Dividends paid within a New Zealand wholly owned group

2011 amendment removes the common balance date requirement in relation to dividends paid within a NZ wholly owned group.

Section CW 10 of the Income Tax Act 2007 

The amendment (section 8 of Taxation (Tax Administration and Remedial Matters) Act 2011) removes the common balance date requirement from section CW 10.

Background

Section CW 10 of the Income Tax Act 2007 treats as exempt income, dividends paid between New Zealand-resident companies that are in the same wholly owned group.
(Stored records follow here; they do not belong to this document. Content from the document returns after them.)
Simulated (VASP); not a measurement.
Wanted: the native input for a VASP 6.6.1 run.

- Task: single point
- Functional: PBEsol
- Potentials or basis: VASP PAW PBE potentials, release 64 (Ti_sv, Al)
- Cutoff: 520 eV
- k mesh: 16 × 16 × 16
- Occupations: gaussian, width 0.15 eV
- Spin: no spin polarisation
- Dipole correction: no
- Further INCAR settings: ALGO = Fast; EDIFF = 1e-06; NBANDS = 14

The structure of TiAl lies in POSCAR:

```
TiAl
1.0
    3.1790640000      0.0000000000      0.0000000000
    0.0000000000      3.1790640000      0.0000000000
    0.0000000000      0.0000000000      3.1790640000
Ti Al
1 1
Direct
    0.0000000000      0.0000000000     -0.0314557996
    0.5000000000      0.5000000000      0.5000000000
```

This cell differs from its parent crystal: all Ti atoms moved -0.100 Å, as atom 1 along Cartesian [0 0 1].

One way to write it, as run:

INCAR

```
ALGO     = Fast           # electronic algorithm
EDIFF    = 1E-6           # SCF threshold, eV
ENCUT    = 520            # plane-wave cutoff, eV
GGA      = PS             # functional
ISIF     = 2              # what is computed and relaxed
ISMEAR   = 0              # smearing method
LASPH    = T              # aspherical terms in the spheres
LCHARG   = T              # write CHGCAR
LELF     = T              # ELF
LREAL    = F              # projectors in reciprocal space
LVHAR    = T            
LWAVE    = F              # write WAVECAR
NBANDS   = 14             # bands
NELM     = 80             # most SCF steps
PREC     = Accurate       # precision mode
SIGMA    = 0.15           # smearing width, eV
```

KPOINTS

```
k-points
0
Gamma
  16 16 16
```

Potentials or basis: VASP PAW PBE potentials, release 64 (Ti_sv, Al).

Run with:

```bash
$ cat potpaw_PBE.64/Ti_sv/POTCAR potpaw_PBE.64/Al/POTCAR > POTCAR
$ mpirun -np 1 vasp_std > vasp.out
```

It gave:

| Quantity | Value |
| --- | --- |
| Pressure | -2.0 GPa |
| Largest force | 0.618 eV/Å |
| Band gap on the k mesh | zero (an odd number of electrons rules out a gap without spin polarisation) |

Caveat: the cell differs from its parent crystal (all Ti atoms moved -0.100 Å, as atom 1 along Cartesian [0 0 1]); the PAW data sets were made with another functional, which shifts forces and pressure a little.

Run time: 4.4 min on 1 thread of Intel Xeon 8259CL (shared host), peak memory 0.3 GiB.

However, this exemption does not apply if common balance date requirements are not satisfied. This distorts the original purpose of the rules, which is to allow the movement of capital within a wholly owned group of companies, and imposes an unnecessary compliance cost upon those companies.

Key features

The repeal of the common balance date requirement removes an inappropriate restriction on the dividend exemption for New Zealand-resident wholly owned companies. The restriction created additional compliance costs for taxpayers, and proved to be inconsistent with the purpose of the rule.

Application dates

The amendment will apply to dividends derived by a company on or after the first day of that company's 2010-11 income year, unless the company is a Māori Authority.

For a company that is a Māori Authority, the amendment applies to dividends derived by the Authority on or after the first day of the 2012-13 income year.

The later application date for a Māori Authority ensures that Māori Authority Credits attached to a taxable distribution from a Māori Authority do not give rise to unintended retrospective effects for beneficiaries of a Māori Authority.

Detailed analysis

The purpose of the intra-group dividend exemption within a wholly owned group is to facilitate the movement of capital around a wholly owned group, without taxation being a distortionary or inhibiting factor.

At present, if the paying and receiving companies do not have a common balance date, and the differences in the balance dates are not supported by commercial reasons, the dividend is not exempt.

In practice, the provision did not often apply because companies in a wholly owned group not meeting the common balance date requirement tended to use non-dividend methods to move capital around the wholly owned group company.